Over the last two decades sand and gravel extraction by Smiths Concrete at Waverley Wood Farm Pit at Bubbenhall, near Coventry, has provided scientists with the opportunity to investigate Pleistocene sediments laid down over 500,000 years ago. These investigations have provided a unique insight into Ice Age environments and the earliest inhabitants of the West Midlands.

The aggregates extracted at Waverley Wood are primarily the fluvial sands and gravels of the Baginton Formation, laid down by the Bytham river on to underlying Mercia mudstone. These Baginton sands and gravels are capped by the Thrussington till, which was deposited during the Anglian glaciation approximately 450,000 years ago (fig. 1).

During large-scale commercial excavations in the 1980s quarry workers noticed large bones within organic channels on the surface of the Triassic Mercia mudstone floor of the pit, sparking a small salvage excavation to assess these deposits by Quaternary researchers. These investigations documented four channels at the base of the Baginton sands and gravels, which preserved a wide range of organic materials including the bones and teeth of an ancient species of straight-tusked elephant, ‘Palaeoloxodon Antiquus’, and a single quartzite flake, the only in-situ Palaeolithic artefact recovered from the site. These finds pre-date the Anglian glaciation and are considered to be in excess of 500,000 years old.

However, while in-situ archaeology may be scarce within the Baginton Formation, artefacts are much more commonly found on the ‘reject heap’ of the Waverley Wood gravel processing plant. Since excavation in the 1980s, continued monitoring of the reject heap has produced a growing assemblage of artefacts, including (to date) 79 quartzite flakes and chopper tools, a quartzite hand axe, and five hand axes of green andesitic ash. Such activities do not disrupt quarrying operations and are of great benefit to Pleistocene research.

The assemblage of artefacts from Waverley Wood is the largest known from the region and demonstrates the ability of our hominin ancestors (believed to be Homo Heidelbergensis, as found at Boxgrove, West Sussex) to adapt their technologies to changing resources over half a million years ago. Chalk-dominated regions of the country, such as East Anglia and the south-east of England, would have provided hominins with abundant flint for stone tool manufacture, and indeed in these regions many thousands of Palaeolithic stone tools, such as hand axes, have been recovered — often as a result of the deep holes created by commercial sand and gravel extraction. There are no such sources of flint within the West Midlands region; therefore hominins had to turn to different raw materials. The artefacts from Waverley Wood demonstrate their ability to produce effective tools from more difficult materials such as quartzite, and their ability to exploit unfamiliar materials such as andesitic ash — an ancient volcanic sediment with excellent flaking properties, as the finely made ovate hand axes illustrate (fig. 2).

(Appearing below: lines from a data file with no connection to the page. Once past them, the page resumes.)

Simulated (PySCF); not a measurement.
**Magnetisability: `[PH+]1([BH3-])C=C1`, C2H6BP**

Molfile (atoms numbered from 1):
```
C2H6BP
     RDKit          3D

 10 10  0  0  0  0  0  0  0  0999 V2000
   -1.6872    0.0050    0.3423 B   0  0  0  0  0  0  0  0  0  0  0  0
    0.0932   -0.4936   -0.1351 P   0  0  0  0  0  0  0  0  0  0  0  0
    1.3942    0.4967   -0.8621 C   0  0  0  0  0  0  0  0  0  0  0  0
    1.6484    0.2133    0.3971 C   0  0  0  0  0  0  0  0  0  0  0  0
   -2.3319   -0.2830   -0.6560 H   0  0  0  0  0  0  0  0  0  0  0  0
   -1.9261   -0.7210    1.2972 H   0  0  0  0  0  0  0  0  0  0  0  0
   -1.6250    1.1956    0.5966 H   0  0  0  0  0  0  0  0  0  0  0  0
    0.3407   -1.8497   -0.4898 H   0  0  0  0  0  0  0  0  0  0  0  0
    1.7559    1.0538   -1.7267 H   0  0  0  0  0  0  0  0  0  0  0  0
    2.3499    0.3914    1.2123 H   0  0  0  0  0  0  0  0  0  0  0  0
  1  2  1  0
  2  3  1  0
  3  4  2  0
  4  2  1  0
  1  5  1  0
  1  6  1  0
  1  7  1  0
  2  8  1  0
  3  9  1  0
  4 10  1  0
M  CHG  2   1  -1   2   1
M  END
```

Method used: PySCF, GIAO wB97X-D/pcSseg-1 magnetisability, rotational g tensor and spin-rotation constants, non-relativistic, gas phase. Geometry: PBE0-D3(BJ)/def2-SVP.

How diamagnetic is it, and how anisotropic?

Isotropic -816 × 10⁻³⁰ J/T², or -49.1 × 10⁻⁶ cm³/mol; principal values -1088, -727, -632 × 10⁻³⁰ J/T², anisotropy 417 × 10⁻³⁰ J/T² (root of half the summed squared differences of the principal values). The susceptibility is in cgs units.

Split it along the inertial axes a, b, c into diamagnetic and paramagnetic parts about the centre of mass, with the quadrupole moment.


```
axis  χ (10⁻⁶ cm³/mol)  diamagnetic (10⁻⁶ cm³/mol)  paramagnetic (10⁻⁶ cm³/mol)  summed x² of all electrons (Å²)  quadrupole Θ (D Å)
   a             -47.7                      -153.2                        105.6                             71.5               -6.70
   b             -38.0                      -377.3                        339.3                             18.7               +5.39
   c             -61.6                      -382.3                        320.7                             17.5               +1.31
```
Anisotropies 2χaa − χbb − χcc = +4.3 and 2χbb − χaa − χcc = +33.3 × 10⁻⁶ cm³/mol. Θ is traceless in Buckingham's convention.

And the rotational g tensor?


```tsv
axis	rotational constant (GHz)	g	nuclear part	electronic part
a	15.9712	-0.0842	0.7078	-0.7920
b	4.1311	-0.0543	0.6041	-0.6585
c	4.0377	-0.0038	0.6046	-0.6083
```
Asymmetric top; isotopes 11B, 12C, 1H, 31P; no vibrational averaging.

The Waverley Wood assemblage has been built up over many years of research and has only been possible through the generous co-operation of Smiths Concrete. Ready access to the site has been granted and researchers are informed if ‘interesting looking’ sediments are uncovered during extraction. In recent months organic sediments have been sampled for pollen and beetle remains and a broken biface (two-sided stone tool) made of Lincolnshire Wold flint has been recovered (fig. 3); this a most unusual find for the region, with substantial implications for our interpretations of hominin mobility across the landscape at these times.

The Palaeolithic record of the Midlands may appear sparse in comparison with that of southern England. Sites such as Waverley Wood, however, demonstrate the potential for meaningful Pleistocene research outside of seemingly prime regions. These artefacts testify to the earliest known human inhabitants of the West Midlands and are of both national and international significance, documenting the northernmost margins of the hominin world.